Should College Students Have Credit Cards?

Q: Should college students have credit cards?

A: This is an important question because most college students will be offered access to a credit card.

The answer is this: College students should only have a credit card IF they understand when and how they should use this type of credit.

Credit cards offer convenience for small purchases and are a great way to establish good credit history. Good credit history is based on using credit wisely, repaying debts, and never missing monthly payments.

The problem is that many students get into trouble by running up credit card debt that cannot be paid back immediately.

This means that the debt stays on the card and interest piles up from month to month. This is called revolving debt and it needs to be avoided as much as possible.

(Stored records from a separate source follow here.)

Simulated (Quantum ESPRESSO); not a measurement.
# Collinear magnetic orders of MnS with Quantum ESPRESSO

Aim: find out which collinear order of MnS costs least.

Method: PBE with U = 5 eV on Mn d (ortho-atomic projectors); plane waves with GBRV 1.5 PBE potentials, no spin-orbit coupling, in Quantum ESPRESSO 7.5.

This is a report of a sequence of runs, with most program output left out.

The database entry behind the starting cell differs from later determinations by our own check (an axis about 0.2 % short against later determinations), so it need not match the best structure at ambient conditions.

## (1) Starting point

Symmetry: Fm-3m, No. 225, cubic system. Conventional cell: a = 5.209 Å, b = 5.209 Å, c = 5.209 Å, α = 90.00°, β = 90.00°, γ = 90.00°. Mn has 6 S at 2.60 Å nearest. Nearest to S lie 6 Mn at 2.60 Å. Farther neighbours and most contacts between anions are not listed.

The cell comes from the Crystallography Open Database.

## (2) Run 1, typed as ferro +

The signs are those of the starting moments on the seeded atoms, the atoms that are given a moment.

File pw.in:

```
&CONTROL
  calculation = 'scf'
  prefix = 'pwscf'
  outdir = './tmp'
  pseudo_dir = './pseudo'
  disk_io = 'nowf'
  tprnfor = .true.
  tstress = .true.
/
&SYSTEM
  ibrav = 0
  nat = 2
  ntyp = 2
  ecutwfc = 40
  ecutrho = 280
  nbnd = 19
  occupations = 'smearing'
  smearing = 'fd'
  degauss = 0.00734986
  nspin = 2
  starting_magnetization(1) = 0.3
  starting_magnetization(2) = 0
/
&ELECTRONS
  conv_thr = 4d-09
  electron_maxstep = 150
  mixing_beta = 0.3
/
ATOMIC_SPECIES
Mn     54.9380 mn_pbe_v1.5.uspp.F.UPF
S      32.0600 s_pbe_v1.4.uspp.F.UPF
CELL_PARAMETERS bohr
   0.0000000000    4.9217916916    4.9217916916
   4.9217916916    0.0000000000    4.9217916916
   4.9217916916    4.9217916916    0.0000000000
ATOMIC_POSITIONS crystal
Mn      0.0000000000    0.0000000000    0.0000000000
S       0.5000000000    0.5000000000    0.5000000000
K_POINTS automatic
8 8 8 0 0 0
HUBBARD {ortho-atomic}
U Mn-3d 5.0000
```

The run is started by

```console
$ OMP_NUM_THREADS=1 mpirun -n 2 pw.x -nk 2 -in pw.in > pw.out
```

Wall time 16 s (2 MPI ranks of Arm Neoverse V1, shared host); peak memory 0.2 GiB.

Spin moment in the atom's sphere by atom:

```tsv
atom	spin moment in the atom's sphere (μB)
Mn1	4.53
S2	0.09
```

So what does a student need before they accept a credit card?

1. Open a Checking Account: The student will be responsible for credit card charges and therefore the student should have a student checking account in order to pay those bills. If the student does their checking and bill payment online, the checking account should be free.

2. Ability to Pay Off the Credit Card Each Month: It is important never to miss a credit card payment and it is equally important to pay your card off every month. If you cannot do this, you might consider not getting a credit card. You may have access to thousands of dollars in credit, so there will be temptation. Do not fall victim to debt you cannot handle.

3. Avoid Big Credit Card Purchases: Credit cards should not be used for tuition, school fees, housing, or transportation. Use the credit card wisely and make smaller purchases like groceries. Some students use a credit card to buy books, but if you cannot pay that money back immediately, do not use a credit card. Student loans are a better option for any purchase above 500 dollars.

4. Use Student Loans for Large Expenses: Federal student loans are a much better option for large bills like tuition, school fees, housing, rent, and transportation. With federal student loans, no payments are required until after you leave college and the interest rates are low and fixed. Credit cards interest rates are variable and can climb quickly. For example, a Federal Stafford Loan has a fixed interest rate of 6.8 percent. A credit card can have a variable interest rate of 10, 15, 18 percent or even higher.